From Publishers Weekly
The 15 stories in Di Filippo's latest collection (after 2005's
The Emperor of Gondwanaland) show his command of a colorful palette of ideas and approaches. The title tale is an amusing satire of a sleepless 24/7 near-future in which time is traded like a commodity by professional (if sometimes incompetent) brokers. In the screwball fantasy "The Secret Sutras of Sally Strumpet," a male writer hires an actress to play the pseudonymous female "author" of his bestselling chick lit novel—then finds himself getting absorbed like one of his feckless male characters into her far too authentic performance. The book also features respectful homages to the fiction of Edgar Allan Poe, Lord Dunsany and Jules Verne. Most of the stories percolate with the author's trademark gushes of wit and humor, but several of the best are deadly earnest, including "Underground," a spooker set in the New York City subway system, and "Shadowboxer," a tale of a psychic assassin fighting "the war on terror" that brilliantly captures the moral ambiguity of attitudes in post-9/11 America.

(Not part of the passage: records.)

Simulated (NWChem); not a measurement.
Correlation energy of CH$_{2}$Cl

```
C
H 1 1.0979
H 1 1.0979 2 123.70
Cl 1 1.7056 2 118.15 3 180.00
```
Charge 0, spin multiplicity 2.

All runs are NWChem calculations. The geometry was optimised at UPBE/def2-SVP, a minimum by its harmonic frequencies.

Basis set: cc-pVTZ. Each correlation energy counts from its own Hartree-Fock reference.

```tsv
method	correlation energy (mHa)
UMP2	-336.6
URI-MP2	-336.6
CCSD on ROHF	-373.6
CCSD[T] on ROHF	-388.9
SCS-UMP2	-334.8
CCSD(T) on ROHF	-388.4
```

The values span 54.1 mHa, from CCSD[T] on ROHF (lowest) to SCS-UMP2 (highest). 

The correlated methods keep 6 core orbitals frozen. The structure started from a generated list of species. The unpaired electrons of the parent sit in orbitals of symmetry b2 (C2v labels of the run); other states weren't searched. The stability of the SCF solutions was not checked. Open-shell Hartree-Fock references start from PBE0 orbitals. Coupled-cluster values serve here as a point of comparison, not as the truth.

(May) Copyright © Reed Business Information, a division of Reed Elsevier Inc. All rights reserved.
From Booklist
Most of Di Filippo's previous collections have been thematic. The stories in
Strange Trades (2001) explored unusual professions, while those in
The Steampunk Trilogy (1995) lampooned Victorian science. This time Di Filippo displays his versatility, with quirky contemporary fantasy sitting beside cutting-edge hard sf. Two early stories, "Captain Jill" and "Billy Budd," are set in the mythical New England town of Blackwood Beach, whose citizenry includes a centuries-old wizard and a green-tinted gardener who grew from a mandrake seedling. The title story explores a future when drugs have vanquished sleep, and the extra time available to businesses is handled by "timebrokers." Other tales span the spectrum of genres from horror (a New York subway rider encounters the ghost of a teenage suicide) to the avant-garde, best exemplified in the final story, "The Furthest Schorr," which consists of 32 mind-bending vignettes inspired by the paintings of surrealist artist Todd Schorr. As in all of Di Filippo's work, superior craftsmanship shines from every page.